# Intrinsic calibration models

Every camera is individually calibrated in production. We use two different models depending on the field of view of the camera.

## Fisheye model

This applies to the wide opening angle (O3R225) cameras. For these cameras, we use the fisheye distortion model as described below.

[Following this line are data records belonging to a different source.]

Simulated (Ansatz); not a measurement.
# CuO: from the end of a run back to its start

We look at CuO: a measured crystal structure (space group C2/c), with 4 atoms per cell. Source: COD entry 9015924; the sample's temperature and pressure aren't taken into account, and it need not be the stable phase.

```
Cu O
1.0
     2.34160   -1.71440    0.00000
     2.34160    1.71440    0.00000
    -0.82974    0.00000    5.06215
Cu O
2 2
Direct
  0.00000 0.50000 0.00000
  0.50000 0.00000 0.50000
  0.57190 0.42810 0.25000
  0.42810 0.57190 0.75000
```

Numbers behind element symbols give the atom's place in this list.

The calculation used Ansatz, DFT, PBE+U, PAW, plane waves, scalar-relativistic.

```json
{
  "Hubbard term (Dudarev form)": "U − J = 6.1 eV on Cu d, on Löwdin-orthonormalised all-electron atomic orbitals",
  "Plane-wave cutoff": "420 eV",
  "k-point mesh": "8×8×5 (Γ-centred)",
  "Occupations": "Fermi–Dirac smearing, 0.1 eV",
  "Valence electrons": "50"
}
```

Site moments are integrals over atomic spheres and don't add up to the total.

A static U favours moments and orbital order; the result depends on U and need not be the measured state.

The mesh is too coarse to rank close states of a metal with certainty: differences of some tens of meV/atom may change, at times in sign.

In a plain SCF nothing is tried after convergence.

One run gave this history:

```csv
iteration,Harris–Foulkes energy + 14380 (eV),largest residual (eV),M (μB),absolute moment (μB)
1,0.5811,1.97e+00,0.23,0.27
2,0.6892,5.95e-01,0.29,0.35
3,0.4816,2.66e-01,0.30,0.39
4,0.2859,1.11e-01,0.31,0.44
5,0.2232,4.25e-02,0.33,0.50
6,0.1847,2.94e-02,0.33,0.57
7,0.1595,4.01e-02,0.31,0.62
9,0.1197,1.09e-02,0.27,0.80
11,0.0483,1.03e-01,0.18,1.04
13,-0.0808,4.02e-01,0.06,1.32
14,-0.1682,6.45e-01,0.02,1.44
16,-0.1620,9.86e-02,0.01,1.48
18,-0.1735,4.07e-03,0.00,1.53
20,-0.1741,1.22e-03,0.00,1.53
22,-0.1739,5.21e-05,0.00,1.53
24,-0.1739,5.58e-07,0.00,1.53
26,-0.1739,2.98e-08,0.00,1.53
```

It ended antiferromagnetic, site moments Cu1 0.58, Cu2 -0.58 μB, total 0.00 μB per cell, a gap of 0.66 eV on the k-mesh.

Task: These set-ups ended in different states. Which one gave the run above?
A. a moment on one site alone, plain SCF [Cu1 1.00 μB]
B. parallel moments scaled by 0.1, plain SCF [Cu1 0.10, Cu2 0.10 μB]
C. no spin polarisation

### For unprojection: intrinsic calibration model
This model is used for converting pixel positions to 3D vectors. It corresponds to `modelID=2`. The following formulas show how to apply the model:

![Fish eye model for unprojection](resources/fisheye_unprojection.png)

Where
- $\left(\begin{array}{c}i_x \\ i_y\end{array}\right)$ are the input coordinates as integer numbers, in pixels,
- $v = \left(\begin{array}{c}v_x\\ v_y\\ v_z\end{array}\right)$ is the resulting 3D direction vector in the optical coordinate system,
- $f_x, f_y, m_x, m_y, \alpha, k_1, k_2, k_3, k_4, \theta^*_{max}$ are the model parameters obtained from the `modelParameters` array.

### For projection: inverse intrinsic calibration model
This model is used for converting directions given as 3D vectors to pixel position. This corresponds to `modelID=3`. The following formulas show how to apply the model:

![Fish eye model for projection](resources/fisheye_projection.png)

Where 
- $v = \left(\begin{array}{c}v_x\\ v_y\\ v_z\end{array}\right)$ is the input direction vector in the optical coordinate system,
- $\left(\begin{array}{c}i_x \\ i_y\end{array}\right)$ are the resulting image coordinates (the upper left pixel has coordinates $(0, 0)$),
- $f_x, f_y, m_x, m_y, \alpha, k_1, k_2, k_3, k_4, \theta_{max}$ are the model parameters obtained from the `modelParameters` array. 

## Bouguet model

### For unprojection: intrinsic calibration model
This model is used for converting pixel positions to 3D vectors. It corresponds to `modelID=0`. The following formulas show how to apply the model:

![Bouguet model for unprojection](resources/bouguet_unprojection.png)

Where
- $\left(\begin{array}{c}i_x \\ i_y\end{array}\right)$ are the input coordinates are integer numbers, in pixels,
- $v = \left(\begin{array}{c}v_x\\ v_y\\ v_z\end{array}\right)$ is the resulting 3D direction vector in the optical coordinate system,
- $f_x, f_y, m_x, m_y, \alpha, k_1, k_2, k_3, k_4, k_5$ are the model parameters obtained from the `modelParameters` array.

### For projection: inverse intrinsic calibration model
This model is used for converting directions given as 3D vectors to pixel position. This corresponds to `modelID=1`. The following formulas show how to apply the model:

![Bouguet model for projection](resources/bouguet_projection.png)

Where 
- $v = \left(\begin{array}{c}v_x\\ v_y\\ v_z\end{array}\right)$ is the input direction vector in the optical coordinate system,
- $\left(\begin{array}{c}i_x \\ i_y\end{array}\right)$ are the resulting image coordinates (the upper left pixel has coordinates $(0, 0)$),
- $f_x, f_y, m_x, m_y, \alpha, k_1, k_2, k_3, k_4, k_5$ are the model parameters obtained from the `modelParameters` array.